I find this concept demo both beautiful & technically impressive:
I have a very hard time thinking, however, that this represents the future of magazine publishing–any more than that such rich short films would take over the magazine world via CD-ROMs.
Sure, hardware’s better and the delivery pipe is fatter, but the cost of producing something visually beautiful & creative remains (and will remain) much higher than shoving text into a template. When moving content online, publishers often trade dollars for pennies, and even high profile sites grind out content for a pittance (e.g. I’ve read that Gawker pays its writers $12 per post).
Then there’s the question of audience demand–especially in terms of increased willingness to pay. If people want this kind of richness, why isn’t it all over the Web right now? I worked on rich, interactive narratives on Urban Desires, a side venture at my old Web agency, more than 10 years ago. All that graphical cleverness came and went, replaced by simple content management systems that enable quick sharing of text & images.
Thinking that tablets will change everything makes me remember an article in The Onion’s Our Dumb Century, ostensibly written in the late 40’s. It breathlessly trumpeted how the new marvel of television would revolutionize society for the better (“Every man a professor!”)–not like that tawdry, shallow radio and those filthy newspapers and books. No, this time everything would be different… It was a great satire of dotcom hype in ’99 and remains a good corrective to tablet hype in ’10.
Believe me, I’m very excited about tablets (counting the days), and I think you’ll really dig how forthcoming Adobe tools will make it much easier (and thus more cost-effective, and thus more plausible) to add richness to content. I just think we’d do well to keep our expectations realistic.
I personally find these pretty close to animated DVD-Menus. Every DVD nowadays seems to have an animated menu, but sometimes i just think “I’d trade this 13 second menu-switch for a simpler menu” because sometimes it’s just annoying.
While the result is aesthetically pleasing, I don’t see it changing the world, either. But as always: Yeay for new tech-demos!
Hey John, regardless of the whole iPad/Flash debacle I’m always very impressed that you’re looking forward to tablets and the iPad in particular. Great UI design for the iPad starts in Photoshop so Adobe will always have a big hold on that market.
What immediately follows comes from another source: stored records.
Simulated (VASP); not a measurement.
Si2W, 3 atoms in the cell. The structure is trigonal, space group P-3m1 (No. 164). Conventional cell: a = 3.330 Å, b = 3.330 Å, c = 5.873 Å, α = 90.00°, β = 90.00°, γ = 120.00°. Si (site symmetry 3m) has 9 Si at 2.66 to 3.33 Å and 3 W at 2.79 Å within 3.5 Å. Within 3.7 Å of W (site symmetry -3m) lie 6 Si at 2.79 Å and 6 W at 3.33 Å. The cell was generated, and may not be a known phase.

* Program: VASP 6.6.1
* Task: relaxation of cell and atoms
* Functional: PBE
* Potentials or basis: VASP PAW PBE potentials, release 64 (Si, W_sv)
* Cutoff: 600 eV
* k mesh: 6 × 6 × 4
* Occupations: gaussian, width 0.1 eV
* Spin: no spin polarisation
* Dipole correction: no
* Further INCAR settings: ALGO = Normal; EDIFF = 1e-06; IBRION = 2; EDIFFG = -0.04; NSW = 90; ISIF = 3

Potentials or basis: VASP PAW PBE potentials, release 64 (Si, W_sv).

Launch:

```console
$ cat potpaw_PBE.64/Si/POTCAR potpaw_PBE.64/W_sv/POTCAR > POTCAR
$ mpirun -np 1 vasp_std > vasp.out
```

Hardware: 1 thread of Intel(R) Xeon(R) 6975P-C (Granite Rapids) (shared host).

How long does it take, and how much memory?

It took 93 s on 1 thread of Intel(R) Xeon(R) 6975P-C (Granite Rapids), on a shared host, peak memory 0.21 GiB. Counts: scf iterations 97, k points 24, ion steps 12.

Does it? Great design for iPad can start in Fireworks, too. But hey, Fireworks is Adobe too, so looks like Adobe is winning anyway! 🙂
Is it just me, or is that close to the most obnoxious way to deliver written content imaginable? Loud music, distracting animation, busy layouts, busier backgrounds, and off-kilter columns.
Great design starts in our heads – the idea is everything. But such tools helps us to get the work better and faster done.
I liked it a lot. Reminded me of MYST. Considering the time WIRED spends on their infographics, I don’t see this as that big of a leap. Maybe top stories get this treatment, and maybe it’s necessary to keep viewership.
I don’t think it’s about “written content”, it’s just about “content”… Anyway, I’m with the ones who find this most annoying. It’s just conceptually wrong on all accounts.
I don’t think the transitions would be nearly so annoying if they were between, say, video segments. After all, that’s basically how television shows are edited together to begin with. But between print segments? Unbelievably jarring and obnoxious.
Where were the grown-ups during the process of creating this piece? Technically impressive, creatively unbearable. It reminds me of the first stereo records in the 60’s – they were recordings of a ping-ping game (left-right-left-right, get it?), trains roaring through a station (comes in from the right, goes out to the left). Ughh. Same thing – technically impressive, creatively brain-dead.
Listen to the Beatles Sgt. Pepper’s on headphones. Even the great Sir George Martin hadn’t quite figured out how to exploit the new medium of stereo sound recording. But it always takes time (…sometimes an entire generation…) for the novelty of a new medium to wear off so that good art can be conveyed.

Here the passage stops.